The drug Mafia has flexed its muscles again. The government has embarked on an ambitious campaign to rid the country of narcotics, and rightly so. The ongoing nationwide drug bust deserves the fullest public cooperation. However, if the latest outbreak of prison violence is anything to go by, a special programme needs to be launched to root out the scourge of narcotics in prisons, where some corrupt officers are in league with drug dealers.
The mastermind behind the Negombo Prison riots has been identified. He is an associate of a powerful drug dealer, according to media reports. The netherworld of narcotics and crime has emerged so powerful that it can plunge the country’s prison system into utter chaos at will. Worse, in 2023, an underworld gang planned a commando-style operation to free a drug dealer, called Nadun Chinthaka alias Harak Kata, detained at the CID headquarters. The STF managed to scuttle their plan. We reported that the gang had enrolled some serving military personnel and a sniper for the attack to spring its leader free. Another drug leader had High Court Judge Sarath Ambepitiya and his MSD bodyguard Inspector Upali Ranasinghe gunned down in late 2004. An underworld gang attacked a prison bus in Kalutara, killing five of its rivals and two prison guards, in 2017. Successive governments have only made half-hearted attempts to neutralise powerful crime syndicates run by drug dealers.

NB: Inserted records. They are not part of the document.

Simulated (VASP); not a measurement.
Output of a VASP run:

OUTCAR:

It is puzzling why the prison authorities did not transfer all troublemakers responsible for Sunday’s clash in Negombo to other prisons, after bringing the situation under control. On Monday morning, they gave the all-clear. It was the calm before the storm; violence erupted again soon afterwards. There was a total intelligence failure. If the rioters had been sent to other prisons on Sunday itself, Monday’s violence could have been averted.
Sadly, incidents of prison violence lead to political clashes between the government and the Opposition. There have been several deadly riots in prisons during the past several decades. In 1983, about 50 Tamil prisoners were massacred inside the Welikada Prison in two separate attacks. In the same prison, 27 inmates were killed in 2012 during a riot that followed a search operation conducted by the STF for weapons, drugs and mobile phones. In 2020, violent clashes in the Mahara Prison left 11 inmates dead. All those incidents triggered political battles, with Opposition politicians flaying their ruling party counterparts for failure to ensure the safety of prisoners. If they had put their heads together and taken action to eliminate the root causes of prison unrest and violence, instead of fighting political battles, perhaps the Negombo prison riots would not have occurred.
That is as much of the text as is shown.